It's a relevant question as we enter the last two weeks of this election, because Mourdock's comments are not isolated.
John P. Avlon
The statement comes from the same rigid ideology behind conservative Missouri Senate candidate Todd Akin's musings in August, when he said women's bodies have the ability to "shut down" pregnancies that result from what he called "legitimate rape."
Mourdock and Akin were both trying to explain their determination to outlaw abortion even in cases of rape and incest, a position consistent with the Republican Party platform, which calls for a constitutional ban on abortion.
Mitt Romney and some other leading Republicans repudiated Akin's comment. But as I pointed out in a CNN column at the time, the problem seemed to lie with the politics and optics rather than underlying policy.

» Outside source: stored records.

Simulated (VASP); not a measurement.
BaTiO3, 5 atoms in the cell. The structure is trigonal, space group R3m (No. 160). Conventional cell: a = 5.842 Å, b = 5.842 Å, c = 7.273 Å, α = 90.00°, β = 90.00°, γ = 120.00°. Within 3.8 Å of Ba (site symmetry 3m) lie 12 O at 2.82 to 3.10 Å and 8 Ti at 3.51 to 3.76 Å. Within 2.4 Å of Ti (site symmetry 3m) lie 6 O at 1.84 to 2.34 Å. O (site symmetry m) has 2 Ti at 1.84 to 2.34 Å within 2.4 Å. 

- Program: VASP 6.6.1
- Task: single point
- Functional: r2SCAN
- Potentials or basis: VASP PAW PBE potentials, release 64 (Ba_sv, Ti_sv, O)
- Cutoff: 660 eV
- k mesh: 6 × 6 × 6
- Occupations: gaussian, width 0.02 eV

Republicans are desperately trying to close the gender gap with women, and one way to do it is to insist that this election is only about economic issues. But many conservative candidates for Senate harbor deep-seated social conservative views, an absolute opposition to abortion among them. It's a position that vice-presidential nominee Paul Ryan has long held.
Mourdock: People 'twisted' rape comments
Most Americans believe that abortion should be "safe, legal and rare." And a stunning Gallup Poll taken earlier this month in 12 swing states found that 39% of women who are registered voters said that abortion was the most important issue for women in this election. With the Supreme Court likely one vote away from overturning Roe v. Wade -- a goal that Mitt Romney has reaffirmed on the campaign trail -- this issue is real and relevant.
That's why Mourdock's centrist Democrat Senate opponent Joe Donnelly said, "The God I believe in and the God I know most Hoosiers believe in does not intend for rape to happen — ever. ... What Mr. Mourdock said is shocking, and it is stunning that he would be so disrespectful to survivors of rape."
The case against electing a right-wing ideologue like Richard Mourdock to the Senate goes deeper than social issues. When Mourdock took on the senior Senate statesman Dick Lugar in a Republican primary with tea party support, he specifically attacked Lugar's record of bipartisan problem-solving, saying: "The time for collegiality is past ... it's time for confrontation."
That's the kind of change a Tea-vaneglist candidate like Mourdock represents for the U.S. Senate, the Republican Party and the nation -- more hyper-partisan fighting, more absolutism and more religion influencing public policy. There's nothing libertarian about government forcing a woman to carry her rapist's baby to term.
Let's be clear -- Mourdock's attempt to square his religious beliefs with his public policy beliefs is what led to the tortured statement. But what Mourdock said was not a mistake or a misstatement. It's what he truly believes.
Combined with his commitment to be an obstructionist and absolutist in the Senate, instead of a bipartisan problem-solver, it presents a clear choice with national implications because he's the only Senate candidate running for whom Mitt Romney took the time to cut a TV ad.
Indiana voters will get to decide if Mourdock's comments are consistent with their common sense approach to politics and problem-solving. Voters across the nation will need to decide whether they want to empower his extreme vision of politics in Washington over the next four years.
The opinions expressed in this commentary are solely those of John Avlon.